Covering California’s cap-and-trade program and Near Zero’s report, California’s climate emissions are falling, but cap-and-trade is not the cause, Capital & Main spoke with Near Zero’s Danny Cullenward:

The Near Zero study found that California greenhouse emissions have been cut – by five percent in 2016 alone – but through changes in the mix of sources generating electricity, including hydropower and solar, rather than cap-and-trade.

The study’s lead author Danny Cullenward said research found that the current limits on pollution set by cap-and-trade are far above actual emissions. The result is an oversupply of allowances that keep the price of carbon cheap and, critics contend, give companies little incentive to slash emissions. That build up of unused allowances enables companies “to maintain their emissions farther into the future than post-2020 program caps might nominally suggest,” he wrote in the report’s summary.

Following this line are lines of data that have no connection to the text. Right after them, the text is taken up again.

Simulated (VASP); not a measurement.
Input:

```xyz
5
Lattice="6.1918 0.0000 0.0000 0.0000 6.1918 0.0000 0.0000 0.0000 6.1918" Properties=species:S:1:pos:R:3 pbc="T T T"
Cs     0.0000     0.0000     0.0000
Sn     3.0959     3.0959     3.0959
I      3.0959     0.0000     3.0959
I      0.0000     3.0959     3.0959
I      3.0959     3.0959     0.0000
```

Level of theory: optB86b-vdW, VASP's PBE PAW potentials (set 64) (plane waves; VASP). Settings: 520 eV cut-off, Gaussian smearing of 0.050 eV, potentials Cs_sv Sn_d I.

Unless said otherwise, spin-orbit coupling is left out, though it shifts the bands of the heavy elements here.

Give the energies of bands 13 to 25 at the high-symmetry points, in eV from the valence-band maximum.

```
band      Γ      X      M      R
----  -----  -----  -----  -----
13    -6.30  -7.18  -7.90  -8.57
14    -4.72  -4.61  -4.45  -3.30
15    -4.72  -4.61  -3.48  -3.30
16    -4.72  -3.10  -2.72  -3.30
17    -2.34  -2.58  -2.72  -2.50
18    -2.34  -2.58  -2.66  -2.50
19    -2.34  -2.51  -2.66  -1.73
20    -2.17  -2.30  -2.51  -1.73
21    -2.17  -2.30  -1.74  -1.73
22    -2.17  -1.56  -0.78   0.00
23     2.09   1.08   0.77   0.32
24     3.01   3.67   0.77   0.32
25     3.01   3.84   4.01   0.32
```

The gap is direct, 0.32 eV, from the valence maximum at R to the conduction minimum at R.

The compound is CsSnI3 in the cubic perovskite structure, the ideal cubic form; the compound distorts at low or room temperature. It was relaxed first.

Cullenward told Capital & Main cap-and-trade needs to be tweaked in order to meet California’s goal of reducing emissions by 40 percent below 1990 levels by the year 2030. “Emissions have fallen pretty quickly and that’s good news. But a lot of people are saying, ‘See, the cap and trade program is working,’ and our analysis shows that it’s too soon to say that.”

Cullenward added that the promise of cap-and-trade is real, but that there is “more work to do” to make it effective. “The state is pursuing an ambitious 2030 climate target, and regulators expect cap-and-trade to play the single biggest role in reducing emissions.”